Over at Craig Murray, one John Spencer-Davis has been arguing with me re J Assange’s diplomatic status:

Let’s deal first with your point about Article 38 – I have already answered it, but you may have missed that.

“Except insofar as additional privileges and immunities may be granted by the receiving State, a diplomatic agent who is a national of or permanently resident in that State shall enjoy only immunity from jurisdiction, and inviolability, in respect of official acts performed in the exercise of his functions.

Assange is in trouble for all sorts of reasons pre-dating his supposed appointment as a diplomat to the UK. Any diplomatic immunity he might in theory enjoy in the UK explicitly does NOT cover that.”

Article 38 is clearly intended, in this context, to apply to UK nationals or persons permanently resident in the UK, who are nonetheless Ecuadorian diplomatic agents. Assange is neither a UK national nor permanently resident in the UK. Therefore Article 38 does NOT apply to him. If not, why not?

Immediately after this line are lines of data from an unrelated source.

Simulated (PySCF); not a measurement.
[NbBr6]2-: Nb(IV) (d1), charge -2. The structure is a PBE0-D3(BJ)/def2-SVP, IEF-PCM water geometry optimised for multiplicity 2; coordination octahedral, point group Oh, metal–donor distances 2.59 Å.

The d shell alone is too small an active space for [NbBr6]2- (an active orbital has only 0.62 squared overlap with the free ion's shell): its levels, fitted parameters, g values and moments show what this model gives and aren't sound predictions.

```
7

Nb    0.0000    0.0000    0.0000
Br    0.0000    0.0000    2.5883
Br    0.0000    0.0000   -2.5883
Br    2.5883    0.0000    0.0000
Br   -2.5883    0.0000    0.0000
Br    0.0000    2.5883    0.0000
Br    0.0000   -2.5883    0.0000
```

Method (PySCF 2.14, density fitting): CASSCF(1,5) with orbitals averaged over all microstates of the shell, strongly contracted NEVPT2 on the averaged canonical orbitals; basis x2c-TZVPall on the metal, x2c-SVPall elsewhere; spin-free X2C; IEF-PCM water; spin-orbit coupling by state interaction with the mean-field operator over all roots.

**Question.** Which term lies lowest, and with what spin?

I think that John is right here. It is not clear from the Vienna Convention how far any diplomat gets immunity in state A for crimes committed by him/her in state A before he/she is appointed a diplomat to state A by state B. On the face of it, that diplomat enjoys full unqualified immunity once established as a diplomat of state B in state A.

But does that mean that state A has NO CHOICE but (a) to accept all state B’s diplomats and (b) to give them full immunity, however awful they might be up to and including the point of being wanted for murder in state A?

No!

My comment:

Peering closely at the VC, I conclude that we start with A7:

“Subject to the provisions of articles 5, 8, 9 and 11, the sending State may freely appoint the members of the staff of the mission.” That supports the proposition that Ecuador can ‘freely’ appoint JA as a diplomat.

But there is a proviso in A9:

“1. The receiving State may at any time and without having to explain its decision, notify the sending State that the head of the mission or any member of the diplomatic staff of the mission is persona non grata or that any other member of the staff of the mission is not acceptable. In any such case, the sending State shall, as appropriate, either recall the person concerned or terminate his functions with the mission. A person may be declared non grata or not acceptable before arriving in the territory of the receiving State.”

So the Ecuadoreans freely appointed JA as a diplomat for their London Embassy when he was already within the embassy, but HMG said that he was not acceptable, and so he never made it to the status of someone having diplomatic immunity in the UK. He was in effect PNG’d before he got to enjoying diplomatic status here.

Craig’s claim is that in the split-second of time of JA being appointed as a diplomat TO the UK, he automatically got immunity IN the UK. That’s just not how it works, as Craig of course knows well!

When a new diplomat is appointed, the sending state politely notifies the receiving state of the appointment and the receiving state can politely accept it or not.

UNTIL the appointment is formally accepted, there is no immunity in the receiving state.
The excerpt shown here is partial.